Sebastian “Seb” Hobbs (pictured), a U.K. transplant who has served as Signet’s president and chief customer officer since 2017, will step down from those roles, effective tomorrow.
The news was announced in a Signet SEC filing. Hobbs will continue to act as adviser to CEO Gina Drosos until June 30, the filing said.
Hobbs, who serves on the board of Jewelers for Children and the Diamond Empowerment Fund, joined Signet in 2011. Two years later, he took over its U.K. operations and enjoyed a successful run as its head.
Hobbs’ departure follows another internal reorganization last month, which elevated Jamie Singleton to the role of president of Signet’s Zales, Kay, and Peoples nameplates. Singleton and other team leaders will now report to Drosos.
Signet also announced plans to close 150 more stores in its upcoming fiscal year, after it closed about 262 over this year. A statement added that any store openings will be “limited” and primarily in off-mall locations. By the end of the fiscal year 2020, it expects to have reduced its store footprint by 13 percent over three years.
The announcements come as Signet unveiled another set of uneven financial results for the fourth quarter of fiscal 2019 (ended Feb. 2).
Same-store sales for the quarter fell 2 percent—a slightly higher decline than it saw over the holiday, where comps fell 1.3 percent. Comps for fiscal 2019 declined 0.1 percent.
The quarter was marked by mixed results at Signet’s fleet of nameplates. Sales rose 17.1 percent at Piercing Pagoda, 2.1 percent at Canadian chain Peoples, and 2 percent at Zales. But they declined at Kay (1.6 percent), Jared (8.4 percent), Signet’s U.K. division (7.3 percent), and e-tailer James Allen (1.4 percent).
The company blamed James Allen’s uncharacteristic declines on higher-than-expected negative impact from the Supreme Court’s decision on online sales tax, as well as a more competitive online jewelry marketplace. James Allen now collects sales tax on half its sales, and that number will likely grow in the next year, Drosos said on a conference call following the release of its financial results. She added the site hopes to boost its numbers by adding fashion product and service plans.
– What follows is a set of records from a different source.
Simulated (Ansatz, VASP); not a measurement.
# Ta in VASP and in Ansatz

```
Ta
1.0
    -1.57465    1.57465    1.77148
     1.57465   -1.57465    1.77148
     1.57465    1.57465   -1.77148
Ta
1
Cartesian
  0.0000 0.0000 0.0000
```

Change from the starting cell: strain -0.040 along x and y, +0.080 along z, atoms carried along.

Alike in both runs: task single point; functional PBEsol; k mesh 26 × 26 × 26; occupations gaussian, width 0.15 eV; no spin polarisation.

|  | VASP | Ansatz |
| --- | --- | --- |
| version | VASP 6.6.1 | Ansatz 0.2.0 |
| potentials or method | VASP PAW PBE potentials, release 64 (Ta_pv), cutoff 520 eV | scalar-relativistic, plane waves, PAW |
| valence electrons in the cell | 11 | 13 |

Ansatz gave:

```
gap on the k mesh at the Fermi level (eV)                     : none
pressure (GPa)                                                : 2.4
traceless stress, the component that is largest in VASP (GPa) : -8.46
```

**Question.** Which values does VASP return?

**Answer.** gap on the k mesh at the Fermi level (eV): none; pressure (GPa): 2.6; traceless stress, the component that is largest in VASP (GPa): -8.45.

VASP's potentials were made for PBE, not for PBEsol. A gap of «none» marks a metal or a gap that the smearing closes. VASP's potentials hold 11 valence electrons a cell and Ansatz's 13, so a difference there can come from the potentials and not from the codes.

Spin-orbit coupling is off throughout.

Despite this, Signet’s overall e-commerce sales rose 11.2 percent in the fourth quarter, while brick-and-mortar comps fell 3 percent. For the year, e-commerce sales jumped 39 percent to $682 million, and they now account for 10 percent of Signet’s sales.
Overall sales totaled $2.15 billion for the quarter (down 6 percent) and $6.2 billion for the year (down 0.1 percent). Signet’s revenue and earning-per-share number (3.96 cents) were considered better than expected, giving its stock a brief boost.
The company reported flat bridal comps, as engagement sales rose but anniversary sales dipped. Best bridal performers included solitaires and Enchanted Disney Fine Jewelry, Vera Wang Love, and Neil Lane collections. Fashion sales were mixed. While gold and Disney fashion and its new proprietary Love + Be Loved collection did well, sales of Le Vian fell.
On the call, Drosos attributed part of the comp decline to “legacy” lines, like Ever Us and charms.
“Those are things we didn’t move out of from a product life cycle standpoint,” she said.
She said that the company is trying to develop predictive tools that will help it better understand where it stands in the product life cycle.
Drosos noted this is the first year that Signet will spend more on digital advertising than on television. The company has also hired new agencies to refresh advertising at all its North American banners.
As for future plans, Signet plans to leverage its Piercing Pagoda expertise and test piercing in several Kay stores in 2020, she added.
She said Signet sees female self-purchase as well as gifting for birthdays and other occasions as possible growth opportunities.
The company is also increasingly focused on cuts to boost its bottom line. In fiscal 2019, it realized $85 million of net cost savings, and it hopes to save another $60 million–$70 million this year, for a total $200 million– $225 million in savings by fiscal year 2021.
In its guidance for fiscal year 2020, Signet predicted that comps will either be flat or fall as much as 2.5 percent.